When America is more divided now than it has been in generations, how can we overcome our differences and live together peacefully?
First Amendment scholar John Inazu will answer that question at Eastern Kentucky University when he presents “Confident Pluralism: Surviving and Thriving Through Deep Difference” on Thursday, April 27. His lecture, the final entry in the Chautauqua series “Order and Chaos,” serves as the keynote address for First Amendment Week. The event, free and open to the public, will begin at 7:30 p.m. in O’Donnell Hall of the Whitlock Building.
Inazu’s new book, “Confident Pluralism,” is the basis of his lecture. In the book, Inazu provides “an original and provocative look at an important constitutional freedom that today is largely forgotten: the right of assembly.” His previous book, “Liberty’s Refuge: The Forgotten Freedom of Assembly,” also explores the potential of the oft-overlooked constitutional right.
In “Confident Pluralism,” Inazu argues that it is possible to live together peacefully in spite of deep, sometimes irresolvable differences. By advocating patience, humility and tolerance over protest and coercion, the book “reminds us that disagreeing with others, even passionately disagreeing with others, without rhetorically vaporizing them is actually part of what it means to live as citizens in a republic.”

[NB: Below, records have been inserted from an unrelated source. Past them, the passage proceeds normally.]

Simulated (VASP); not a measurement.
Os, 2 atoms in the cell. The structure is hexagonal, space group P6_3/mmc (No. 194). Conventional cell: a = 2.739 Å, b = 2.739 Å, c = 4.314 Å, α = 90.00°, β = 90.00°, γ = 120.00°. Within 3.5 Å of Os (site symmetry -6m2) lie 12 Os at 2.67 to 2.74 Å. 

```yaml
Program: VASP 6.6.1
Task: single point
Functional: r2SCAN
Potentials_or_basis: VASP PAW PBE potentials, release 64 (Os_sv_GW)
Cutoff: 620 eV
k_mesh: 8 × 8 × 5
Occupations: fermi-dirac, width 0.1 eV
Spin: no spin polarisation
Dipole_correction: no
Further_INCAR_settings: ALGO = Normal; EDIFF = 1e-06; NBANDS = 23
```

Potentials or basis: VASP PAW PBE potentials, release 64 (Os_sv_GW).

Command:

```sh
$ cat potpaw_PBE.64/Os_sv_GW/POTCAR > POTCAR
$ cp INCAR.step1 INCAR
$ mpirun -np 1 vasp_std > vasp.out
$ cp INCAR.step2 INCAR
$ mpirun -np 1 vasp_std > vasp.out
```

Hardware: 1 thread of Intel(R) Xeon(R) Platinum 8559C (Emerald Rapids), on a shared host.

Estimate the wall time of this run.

Along with his two books, Inazu has written for major publications such as USA Today, The Los Angeles Times and The Washington Post. He is also a professor of law and religion at Washington University in St. Louis, where he teaches courses in criminal law, law and religion, and the First Amendment. His scholarship focuses on the First Amendment rights of speech, religion, and assembly, and related issues of political and legal theory.
The Inazu lecture is sponsored by the Department of Communication, the Department of Government and Economics, the African/African American Studies Program and EKU Honors.